It may sound like a cliched “truism,” but an organization really is only as good as its people. Without engaged and talented employees, companies often struggle to deliver quality business results. Unfortunately, research has indicated that only about 60 percent of employees are highly or moderately engaged. Companies experiencing low levels of engagement and employee satisfaction can expect to grapple with increased turnover, which may result in severe talent gaps, meaning that there aren’t enough people with the right skills to fill key positions. Talent gaps lead not only to reduced productivity, but can be quite costly to fill in terms of time, money, and resources.
Here are a few challenges organizations are working to overcome and the actions they are taking to avoid suffering a talent gap in their business:
Speed of Technological Change
While many technological changes have created countless new opportunities for organizations, they’ve also caused severe disruptions to operations and business models. Some of these changes have completely reshaped the landscape of existing markets and forced companies to adapt or perish in the face of newfound competition. Research has consistently shown that successful organizations have dealt with these rapid changes, in large part to a philosophy of agile leadership.
Far from caretakers committed to safeguarding the status quo, agile leaders exhibit flexibility and initiative that allows them to connect, adapt, and deliver in the face of change. They are capable of balancing many choices and challenges simultaneously, which allows them to keep a company running smoothly even in the face of tumultuous changes. Their ability to prioritize, understand organizational systems, and maintain self-awareness help them to build trust and consensus effectively.
With managing change and facilitating change readiness fast becoming a core competency for success, organizations are focusing more on identifying and developing agile leaders to guide them into future. These development efforts are critically important to building a healthy succession pipeline that can prepare high-potential candidates to step into leadership roles with minimal disruption. As technological change continues to accelerate, agile leaders will surely become an even more critical aspect of organizational success.

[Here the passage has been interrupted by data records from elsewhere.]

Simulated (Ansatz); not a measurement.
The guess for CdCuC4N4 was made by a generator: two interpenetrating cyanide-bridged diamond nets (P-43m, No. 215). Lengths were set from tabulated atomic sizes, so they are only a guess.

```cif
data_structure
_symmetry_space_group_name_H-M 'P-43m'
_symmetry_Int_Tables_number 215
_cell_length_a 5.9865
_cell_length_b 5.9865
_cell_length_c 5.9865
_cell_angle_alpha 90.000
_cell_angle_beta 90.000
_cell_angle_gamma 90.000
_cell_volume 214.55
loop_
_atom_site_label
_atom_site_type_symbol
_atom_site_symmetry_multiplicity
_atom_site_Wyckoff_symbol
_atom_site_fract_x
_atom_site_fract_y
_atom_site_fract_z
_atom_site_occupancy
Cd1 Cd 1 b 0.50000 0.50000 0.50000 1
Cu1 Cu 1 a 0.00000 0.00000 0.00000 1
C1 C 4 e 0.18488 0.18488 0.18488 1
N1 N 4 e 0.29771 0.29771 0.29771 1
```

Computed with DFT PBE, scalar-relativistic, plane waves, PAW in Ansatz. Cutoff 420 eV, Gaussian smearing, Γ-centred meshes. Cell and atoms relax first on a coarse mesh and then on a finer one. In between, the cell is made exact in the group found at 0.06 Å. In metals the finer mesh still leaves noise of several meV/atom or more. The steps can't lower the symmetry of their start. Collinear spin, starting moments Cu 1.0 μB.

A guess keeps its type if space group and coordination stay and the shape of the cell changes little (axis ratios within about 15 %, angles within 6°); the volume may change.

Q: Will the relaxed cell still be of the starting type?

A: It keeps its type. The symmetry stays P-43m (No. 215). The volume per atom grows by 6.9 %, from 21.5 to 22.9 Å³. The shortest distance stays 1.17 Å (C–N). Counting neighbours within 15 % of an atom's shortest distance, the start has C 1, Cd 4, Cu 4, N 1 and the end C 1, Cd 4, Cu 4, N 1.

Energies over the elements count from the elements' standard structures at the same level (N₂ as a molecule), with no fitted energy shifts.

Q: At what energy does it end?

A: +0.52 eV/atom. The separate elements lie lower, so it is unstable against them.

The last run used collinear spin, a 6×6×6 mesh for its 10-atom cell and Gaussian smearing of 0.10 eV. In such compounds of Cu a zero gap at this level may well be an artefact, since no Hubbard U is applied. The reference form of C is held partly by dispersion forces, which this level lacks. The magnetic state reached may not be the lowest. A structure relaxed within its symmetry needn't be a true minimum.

Turnover of Aging Workforce
The US workforce is in the midst of a massive generational shift, with an estimated 10,000 baby boomers (those born between 1946 and 1964) retiring each day. As they transition out of the workforce, millennials are stepping into leadership roles. Millennials already make up a third of the labor force and will occupy about half of all leadership positions within a decade.
Organizations need to make a concerted effort to prepare high-potential employees for leadership roles if they want to encourage employee retention. Millennials are more likely than previous generations to leave a position that doesn’t offer opportunities for them to learn and grow in their career. By involving them in development early with diverse and engaging training as well as valuable mentorship programs, companies can ensure that they keep their next generation of leaders engaged and prepared to step into more important roles as baby boomers retire.
Fortunately, millennials are eager to receive feedback and prepare to take on greater responsibilities. This eagerness to improve their skills makes them particularly well-suited to self-directed forms of learning that encourages their creativity and fits with their work-life balance needs. Working closely with this new generation of leaders to engage them in the development process can not only help them unlock their potential, but also makes them less likely to seek opportunities elsewhere.
Shift in the Nature of Work
The traditional office is fast becoming a relic of the past. Developments in communications technology has led to an increase in remote workers and telecommuting across a wide range of industries. More than two-thirds of professionals around the world work remotely at least one day a week, making the way companies organize and manage virtual teams more important than ever. When implemented successfully, virtual teams can boost productivity and lead to better job satisfaction among employees.
The unique nature of remote work, however, introduces a number of challenges. Companies must provide the communication tools and structure to help these teams work effectively. With more and more employees working virtually, it’s vital that leaders find ways to keep them engaged and connected. When relationships and trust deteriorate, virtual employees will be quick to look for opportunities elsewhere.
Changing Customer Expectations
Today’s customers have more choices available to them than ever before. With technological innovations making it easier than ever for start-up companies to break into established markets, companies can no longer rely on their products and services alone to stay competitive. Increasingly, customer experience is becoming the key brand differentiator in the eyes of consumers.
In order to drive innovation and create better experiences, companies are promoting collaboration across their organizational structure. By bringing diverse talent together in cross-functional teams, they can leverage the broad array of skills and knowledge found throughout their departments. Cross-functional teams provide new avenues of engagement for employee retention and developing future agile leaders, both of which help to avoid a talent gap. They also help companies to embrace and promote diversity, which allows new ideas to emerge and creates the space to develop uniquely innovative solutions. As customer tastes become more varied, organizations need to adopt structures that allow employees to deliver the experiences customers have come to expect.
As companies position themselves to meet tomorrow’s business challenges, they can’t afford to lose sight of the importance of attracting and retaining their most talented employees. Although there are many factors threatening to increase turnover and leave them struggling to fill a talent gap, organizations can take deliberate steps to improve development and attract and retain high-potential employees.